Wrble: a community-powered and community-edited search engine
We're able to function.... github, Wrble miners, edits, moderators, etc.
But one edit is just one edit, isn't it? No! We use machine-learning to extend your single edit to similar queries and results. One edit can modify thousands of queries and results.
Why create a custom index?
Many large search engines don't use their own index. Yahoo, DuckDuckGo, Qwant, FindX, and many others all use Bing. Wrble creates it's own index and ranking algorithms as there would be no other way to truly power the editable.
Why another search engine?
Microsoft and Google control about 99.91% of all search traffic: http://gs.statcounter.com/search-engine-market-share/all/united-states-of-america (Bing, DuckDuckGo, Yahoo are all the same underlying index and MSN is owned by Microsoft).
It's time for change.
Wrble is the first major attempt to create an independent index updated at the frequency required to serve relevant and timely traffic.

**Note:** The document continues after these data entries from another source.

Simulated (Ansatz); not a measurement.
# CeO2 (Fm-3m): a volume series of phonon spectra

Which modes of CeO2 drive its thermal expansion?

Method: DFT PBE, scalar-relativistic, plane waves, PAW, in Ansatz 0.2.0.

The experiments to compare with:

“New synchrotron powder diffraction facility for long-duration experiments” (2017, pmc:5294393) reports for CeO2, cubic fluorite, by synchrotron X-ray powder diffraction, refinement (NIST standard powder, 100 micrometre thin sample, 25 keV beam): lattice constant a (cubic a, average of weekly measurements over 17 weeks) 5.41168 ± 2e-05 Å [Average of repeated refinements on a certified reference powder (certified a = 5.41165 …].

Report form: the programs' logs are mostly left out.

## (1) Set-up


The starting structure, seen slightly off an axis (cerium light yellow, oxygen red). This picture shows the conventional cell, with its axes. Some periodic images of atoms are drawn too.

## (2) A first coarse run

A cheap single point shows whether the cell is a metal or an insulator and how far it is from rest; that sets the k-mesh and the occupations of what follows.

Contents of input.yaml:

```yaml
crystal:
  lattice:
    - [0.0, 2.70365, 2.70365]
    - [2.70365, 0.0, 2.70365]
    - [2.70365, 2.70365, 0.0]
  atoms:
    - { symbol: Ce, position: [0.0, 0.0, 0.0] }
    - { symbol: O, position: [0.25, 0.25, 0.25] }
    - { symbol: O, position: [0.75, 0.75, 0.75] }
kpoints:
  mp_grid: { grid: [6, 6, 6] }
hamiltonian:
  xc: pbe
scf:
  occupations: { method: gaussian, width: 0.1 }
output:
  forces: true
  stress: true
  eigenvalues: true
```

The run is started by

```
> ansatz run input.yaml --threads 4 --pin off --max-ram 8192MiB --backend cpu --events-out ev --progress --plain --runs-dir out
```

Key-Value Indexing vs MapReduce
We use a key-value structured index which provides some generational improvements over the traditional MapReduce (Google, Bing, etc) implementations.
MapReduce takes a (very) large input set and re-indexes the entire thing into relatively static index files. These files are then distributed to all front-end search instances. As these files can get large there might be several versions of them which are queried simultaneously and re-assembled into a final result set for a given query. These files are incredibly compact and changing them (re-scoring, removing parts, etc) is relatively expensive and hard to keep in sync so another "live updated" index that's much smaller can be added on to take in the latest news and updates and provide result-set augmentation.
At the end of the day, re-scoring documents in a MapReduce index is quite expensive as a full re-index is expensive. Wrble uses a key-value index shared between all indexers and searchers. This live single-source of truth powers all queries without any reconstruction needed. Re-scoring a document based on an edit from one of our users or admins can be done incrementally with very low cost. This enables us to be the most reactive and "live" search engine out there with constantly updated content and reactivity to changes in overall relevance.